The Ransomware-as-a-Service (RaaS) group Lockbit is the main pillar of this Ransomware business model, largely due to its strong commitment to the development of its product, producing Ransomware with implementations that are up to date on the date of each release. The Lockbit4.0 (or Lockbit Green) version is no different, as it is a major update, especially in the Evasion and Obfuscation layer. In this research, I will analyze the main Obfuscation and Evasion capabilities implemented in Lockbit4.0, and some Intelligence insights will be provided after the analysis.
Below is the SHA256 hash of the Lockbit4.0 sample that I will analyze in this research.
"sha256":"21E51EE7BA87CD60F692628292E221C17286DF1C39E36410E7A0AE77DF0F6B4B"
Reverse Engineering of the Unpacking Process
The Lockbit4.0 unpacking process is quite complex, and I will try to describe my analysis based on its pseudocode. Below, we can see the beginning of the unpacking algorithm.

The code starts by reading a byte from the compressed stream, storing it in rdx. It then loads the value of arg5 and multiplies it by 2 (arg5 << 1). This forces a carry when the most significant bit (MSB) is cleared. The carry is saved in the c_1 flag and will be used later to determine whether the byte can be copied directly or needs to be processed.

The code checks whether arg5 (in temp0_1) is equal to its complement (-arg5 or temp1_1). This is because certain values in the compressed byte stream represent special markers that need to be processed differently. If the equality is true:
- A new byte is loaded into rbx.
- The arg2 pointer is adjusted to advance 4 bytes.
- An ADC (Add with Carry) operation is performed on rbx, modifying arg5.
- A new byte is loaded into rdx, continuing the data extraction.

If carry c_1 was previously activated, this means that the read byte (rdx) does not need any special transformation and can be copied directly to the output buffer.
- The pointer arg2 (read from the compressed stream) and arg1 (write position in the output buffer) are incremented.
- The stream continues with the next byte.
If c_1 is false, it means that the byte cannot be copied directly and must be processed in a secondary loop. In this secondary loop, the code will execute:
- An internal function (__return_addr_1) is called and returns temporary values.
- The arg5 register is ADCed and shifted to extract more information from the compressed bytes.
- The marker special condition is tested again to see if a new decode is needed.
- If the carry extraction indicates an invalid value, a new byte is loaded and tested again.

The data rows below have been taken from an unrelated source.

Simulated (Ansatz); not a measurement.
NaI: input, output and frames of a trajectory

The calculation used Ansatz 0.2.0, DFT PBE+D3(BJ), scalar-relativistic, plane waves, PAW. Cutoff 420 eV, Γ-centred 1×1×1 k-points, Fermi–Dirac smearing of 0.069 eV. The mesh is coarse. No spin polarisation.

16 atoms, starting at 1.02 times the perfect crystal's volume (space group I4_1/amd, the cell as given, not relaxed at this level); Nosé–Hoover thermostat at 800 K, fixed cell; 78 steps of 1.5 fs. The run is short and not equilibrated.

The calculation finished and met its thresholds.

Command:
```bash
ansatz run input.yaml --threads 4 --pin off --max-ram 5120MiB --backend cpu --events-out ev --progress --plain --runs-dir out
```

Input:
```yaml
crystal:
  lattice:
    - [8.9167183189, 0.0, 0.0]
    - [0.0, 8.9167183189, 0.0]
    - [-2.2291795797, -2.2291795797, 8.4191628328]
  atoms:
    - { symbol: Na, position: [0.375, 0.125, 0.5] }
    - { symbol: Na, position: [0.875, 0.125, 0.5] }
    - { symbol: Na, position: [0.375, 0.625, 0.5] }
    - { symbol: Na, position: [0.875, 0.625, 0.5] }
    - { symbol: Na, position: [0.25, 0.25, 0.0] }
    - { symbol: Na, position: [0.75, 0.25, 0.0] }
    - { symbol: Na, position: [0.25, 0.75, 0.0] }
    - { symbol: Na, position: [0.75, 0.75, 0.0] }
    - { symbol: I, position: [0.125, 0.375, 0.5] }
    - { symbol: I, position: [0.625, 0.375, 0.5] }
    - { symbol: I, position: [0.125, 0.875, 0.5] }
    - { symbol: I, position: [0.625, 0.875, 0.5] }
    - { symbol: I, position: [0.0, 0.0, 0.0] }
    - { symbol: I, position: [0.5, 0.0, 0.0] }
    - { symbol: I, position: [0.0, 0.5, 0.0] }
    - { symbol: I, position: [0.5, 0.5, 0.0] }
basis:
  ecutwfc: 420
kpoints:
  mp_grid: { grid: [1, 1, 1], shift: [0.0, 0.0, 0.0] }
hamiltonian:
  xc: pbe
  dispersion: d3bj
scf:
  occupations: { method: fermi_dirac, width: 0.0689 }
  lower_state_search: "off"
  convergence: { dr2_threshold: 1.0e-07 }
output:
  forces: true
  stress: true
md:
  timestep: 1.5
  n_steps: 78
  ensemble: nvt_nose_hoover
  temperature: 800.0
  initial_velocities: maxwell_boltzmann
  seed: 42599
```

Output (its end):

After decoding, the code combines the extracted values to determine whether a patch in memory is necessary.
- If the result of the combination is 0xffffffff, the algorithm interprets this as a signal to start the patching routine.
- Otherwise, the extracted values are written directly to the output buffer.


Now we come to the last data block of the unpacking code. If the code detects that patching is necessary, it performs a series of operations to directly modify specific regions of memory. So this last block of code will do:
- A loop walks through a section of memory, identifying and correcting relative addresses.
- Some instructions use _bswap to reverse the order of bytes.
- A set of subtractions adjusts obfuscated values to restore the correct bytes of the original code.
- Calls to VirtualProtect are made to change the memory permissions, ensuring that the modifications are applied.
- The transferred code is cleared and prepared for execution in a region now filled with unpacked code, in the UPX0 section. Specifically, the address will be offset 0x140013a9f (unpacked_code_UPX0). And this offset is the entry point for the unpacked Lockbit4.0.
This last loop in which VirtualProtect is called and the program flow is unconditionally changed to the unpacked code, is clearly observed in the graphical format of the Disassembly below.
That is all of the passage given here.